“Our ambition on certain fields on the Norwegian continental shelf is to halve the time from discovery to production,” said Ståle Tungesvik, head of reserves and business development in Statoil.
Speeding up the development time is an important way of realizing Statoil’s objective of maintaining oil and gas production on the Norwegian continental shelf at the current level. Three of four discoveries made since 2007 have been classified as small. Nine out of ten development candidates are likely to be developed with one seabed template and several wells.
“If we are going to be able to realize profitable developments such projects demand a different approach to that on major fields. By rationalizing time and resources and by using standard equipment, Statoil will reduce the norm time for simple developments from about five to two and a half years,” said Tungesvik.
The goal is to reduce development costs for the projects in question by 20-40% compared with current levels. Statoil has identified four projects to be given fast-track status. The four projects contain recoverable reserves that have been estimated at more than 140 million boe.
• Katla – to be developed as a satellite of Oseberg Sør. Expected production start-up at the end of 2012.

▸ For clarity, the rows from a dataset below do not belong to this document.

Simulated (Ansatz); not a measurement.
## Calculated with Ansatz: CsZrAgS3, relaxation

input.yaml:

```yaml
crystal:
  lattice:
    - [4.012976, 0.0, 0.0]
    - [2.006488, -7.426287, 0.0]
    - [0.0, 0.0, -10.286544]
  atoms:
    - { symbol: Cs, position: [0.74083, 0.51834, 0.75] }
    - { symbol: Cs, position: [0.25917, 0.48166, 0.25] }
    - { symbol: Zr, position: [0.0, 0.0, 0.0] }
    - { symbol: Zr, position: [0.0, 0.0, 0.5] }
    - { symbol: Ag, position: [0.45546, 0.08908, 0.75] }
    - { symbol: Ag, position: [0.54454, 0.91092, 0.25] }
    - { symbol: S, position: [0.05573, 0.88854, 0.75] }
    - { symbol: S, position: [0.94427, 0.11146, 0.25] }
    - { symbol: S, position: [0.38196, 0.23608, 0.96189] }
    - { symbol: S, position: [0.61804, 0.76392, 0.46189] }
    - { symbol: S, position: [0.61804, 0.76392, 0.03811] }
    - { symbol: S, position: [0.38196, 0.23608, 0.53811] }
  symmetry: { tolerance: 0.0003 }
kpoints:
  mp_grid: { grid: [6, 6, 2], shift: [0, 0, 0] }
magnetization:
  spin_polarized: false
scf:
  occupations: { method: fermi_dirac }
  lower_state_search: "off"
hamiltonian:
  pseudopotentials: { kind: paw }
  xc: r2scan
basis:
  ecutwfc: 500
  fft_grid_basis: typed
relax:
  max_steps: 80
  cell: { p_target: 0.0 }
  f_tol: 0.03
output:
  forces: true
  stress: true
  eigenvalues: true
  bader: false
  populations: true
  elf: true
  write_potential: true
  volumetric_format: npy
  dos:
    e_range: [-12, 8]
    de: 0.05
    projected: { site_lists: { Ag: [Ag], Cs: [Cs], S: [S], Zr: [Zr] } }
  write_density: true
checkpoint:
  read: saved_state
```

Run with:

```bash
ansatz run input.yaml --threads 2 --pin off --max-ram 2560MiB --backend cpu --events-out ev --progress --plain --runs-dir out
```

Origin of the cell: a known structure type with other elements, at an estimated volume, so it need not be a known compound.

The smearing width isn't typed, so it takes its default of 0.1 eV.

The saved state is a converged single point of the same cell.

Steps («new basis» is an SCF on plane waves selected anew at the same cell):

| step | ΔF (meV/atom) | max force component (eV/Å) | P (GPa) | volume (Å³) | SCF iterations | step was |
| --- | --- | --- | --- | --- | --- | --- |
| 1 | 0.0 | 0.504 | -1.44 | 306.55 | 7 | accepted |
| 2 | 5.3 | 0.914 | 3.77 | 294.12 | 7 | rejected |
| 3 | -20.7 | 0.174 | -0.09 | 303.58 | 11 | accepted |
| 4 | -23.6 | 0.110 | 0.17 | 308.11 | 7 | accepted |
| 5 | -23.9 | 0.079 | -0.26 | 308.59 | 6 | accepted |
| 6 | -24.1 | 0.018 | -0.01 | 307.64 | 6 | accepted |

• Vigdis Nordøst – to be developed as a satellite of Snorre. Expected production start-up in 2012.
• Gygrid – to be developed as a satellite of Draugen or Njord. Expected production start-up in 2012/2013.
• Pan/ Pandora – to be developed as a satellite of Visund or Gullfaks. Expected production start-up in 2012.
The new methodology involves a greater degree of standardisation in the way the company develops fields and Statoil will now establish a catalogue listing the standard equipment to be used.